How will employees be notified of any change in their overtime eligibility?
Managers of affected employees will be provided guidance to communicate with each employee. Additionally, all affected employees will receive direct communication in the form of a letter.
HR Consultants will be available to partner on the preparation and facilitation of this conversation.
How will a part-time employee be impacted if his/her salary is below the revised threshold?
All part-time employees will be non-exempt if their annual salary is below $684/week ($35,568 annually).
Do I need to process an EPAF transaction to change that person's status?
No. Upon implementation, all employees who are affected will be automatically converted.
What are the key responsibilities of any WSU manager of non-exempt employees?
Managers must communicate with affected employees to ensure that they:
- Track all time worked in Web Time Entry. This is required in order to receive a paycheck.

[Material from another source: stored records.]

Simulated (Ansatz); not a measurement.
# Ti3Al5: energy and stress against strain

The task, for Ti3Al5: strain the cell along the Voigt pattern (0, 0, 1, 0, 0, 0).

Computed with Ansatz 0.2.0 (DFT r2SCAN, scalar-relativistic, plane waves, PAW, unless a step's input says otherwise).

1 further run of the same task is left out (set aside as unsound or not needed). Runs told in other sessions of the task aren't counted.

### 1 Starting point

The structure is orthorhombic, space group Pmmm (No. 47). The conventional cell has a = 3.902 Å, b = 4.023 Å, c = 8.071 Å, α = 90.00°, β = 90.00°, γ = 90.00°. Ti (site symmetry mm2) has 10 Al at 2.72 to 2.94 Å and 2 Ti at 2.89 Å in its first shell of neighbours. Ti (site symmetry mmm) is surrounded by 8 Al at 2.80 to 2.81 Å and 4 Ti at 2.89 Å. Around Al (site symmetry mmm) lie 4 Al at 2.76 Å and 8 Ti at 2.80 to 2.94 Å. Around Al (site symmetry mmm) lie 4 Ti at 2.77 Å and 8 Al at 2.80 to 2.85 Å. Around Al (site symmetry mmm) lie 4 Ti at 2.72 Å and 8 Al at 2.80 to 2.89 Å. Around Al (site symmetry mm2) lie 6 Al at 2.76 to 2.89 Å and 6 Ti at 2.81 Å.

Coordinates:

- Receive prior approval for any overtime worked (more than 7.5 hours or 37.5 hours/week).
What counts as overtime?
All work-related activity that occurs after an employee has worked 7.5 hours in a day or 37.5 hours/week. This includes travel time, training time, shift preparation/transition time and "casual work" such as checking email or listening to phone messages.
Who is responsible for authorizing and scheduling overtime?
As the non-exempt employee's manager, only you can authorize and schedule overtime.